Congress needs to fix the law that let’s military hide scandal and hurt victims:
Article 32 hearings are an anachronism at odds with modern jurisprudence and the military’s current priorities
The latest high-profile military justice case to come out of the United States Naval Academy in Annapolis merits nationwide attention. In a nutshell, it involves allegations of sexual assault of a female midshipman by several members of the Academy football team. Liquor seems to have played a pivotal role.
The case raises a host of issues, such as the facilitation of drinking by athletes at what amounts to an off-campus fraternity house. It is also disturbing that Naval Academy athletes seem over recent memory to have a real penchant for getting into trouble. It is tempting to argue that it is time to dial back not only liquor consumption but also athletics at what is, after all, supposed to be a training ground for officers and gentlemen.
The preliminary investigation recently conducted at the Washington Navy Yard pursuant to Article 32 of the Uniform Code of Military Justice (UCMJ) has been a terrible spectacle in itself. The accuser was subjected to hour after hour of cross-examination by lawyers for the accuseds. The questioning was at times plainly abusive, delving into such matters as preferred techniques for oral sex. The Constitution gives criminal defendants, including military personnel, a right to confront the witnesses against them, but there is still an obligation on the part of the presiding officer to impose reasonable limits. That does not seem to have happened here.
This is particularly baffling given the current heightened interest in fostering an environment in which military personnel who are victims of sexual assault are not discouraged from coming forward with complaints. Indeed, if one were looking for a way to create a chilling effect on complainants coming forward, it would be hard to do better than conduct an Article 32 investigation like the one that just ended.
It would also be hard to find a clearer case of a conflict of interest than having the superintendent of the Naval Academy — an institution of higher learning that has long prided itself on its football prowess — decide whether criminal charges should be brought against members of the football team. (A lawsuit seeking the superintendent’s recusal from the process is pending in federal court. It should have been brought within the military justice system instead.)

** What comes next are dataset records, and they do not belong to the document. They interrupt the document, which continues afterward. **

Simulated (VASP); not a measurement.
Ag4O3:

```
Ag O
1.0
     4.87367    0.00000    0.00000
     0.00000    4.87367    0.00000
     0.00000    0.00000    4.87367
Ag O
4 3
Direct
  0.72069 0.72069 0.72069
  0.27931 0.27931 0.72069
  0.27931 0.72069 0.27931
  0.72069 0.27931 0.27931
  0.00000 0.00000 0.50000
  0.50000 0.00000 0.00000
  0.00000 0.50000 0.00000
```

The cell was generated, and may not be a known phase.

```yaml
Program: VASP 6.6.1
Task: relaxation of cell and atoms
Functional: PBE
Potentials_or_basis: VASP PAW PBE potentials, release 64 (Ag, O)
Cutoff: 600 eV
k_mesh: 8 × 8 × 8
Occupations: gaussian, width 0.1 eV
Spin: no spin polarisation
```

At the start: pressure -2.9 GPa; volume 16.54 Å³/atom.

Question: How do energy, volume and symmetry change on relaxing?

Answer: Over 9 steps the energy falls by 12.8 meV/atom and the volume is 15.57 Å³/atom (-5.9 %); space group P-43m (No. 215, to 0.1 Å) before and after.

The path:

Congress is considering changes in the UCMJ, particularly regarding the pre- and post-trial role of commanders who act as “convening authorities.” The debate has already highlighted several aspects of the statute that are anachronisms which can be jettisoned. These include the commander’s power to decide who shall be prosecuted for what, as well as the power to set aside convictions and reduce or disapprove sentences.
The Naval Academy case points to another. Congress first required a preliminary investigation in the 1920 Articles of War. At the time, that was considered reform legislation. It no longer is. Now there are military judges presiding over real courts, and lawyers play pivotal roles as prosecutors, defense counsel, and legal advisers to commanders. Additionally, there are appellate courts, including the all-civilian United States Court of Appeals for the Armed Forces.
Article 32 investigations have become trials nearly as fulsome and extensive as the actual general court-martial to which they are a prelude. This means that victims are likely to face not one, but two full-tilt cross-examinations. This is not what Congress intended, and it makes no sense given the other changes that have taken place in the nearly a century since the 1920 Articles of War were enacted. The benefits of subjecting complaining witnesses to what has become in effect a dry run — a trial-before-the-trial — do not come close to outweighing the costs, especially in light of the fact that all an Article 32 hearing produces is a recommendation to the commander, who may accept or reject it in his or her discretion.
It is time for Congress to repeal Article 32 and substitute a requirement for a bare bones preliminary hearing along the lines of those conducted in the federal district courts. The question such a hearing would address is a very simple one: is there “probable cause to believe an offense has been committed and the defendant committed it.”
The court-martial defense bar will object to this reform. Its members will argue that the Article 32 investigation is a valuable right of the accused because it provides guaranteed broad discovery of the prosecution’s case. Indeed, the Article 32 investigation is often pointed to as one of the respects in which the military justice system provides greater rights than the civilian criminal justice system. The objection should be carefully considered. My own view is that it reflects an outdated paternalistic view of the military justice system and fails to take account of the many improvements military justice has experienced since the UCMJ was enacted in 1950, not to mention 1920. It also fails to reflect the sea change in military justice that today takes increased account of the interests of crime victims.
The Naval Academy case is one of those shocking events that reveals systemic weakness and can galvanize public opinion. What happened at the Navy Yard should never happen again. President Barack Obama, Defense Secretary Chuck Hagel and many members of the House and Senate are anxious to do something serious about sexual assault. This time- and money-saving reform should be high on their to-do list.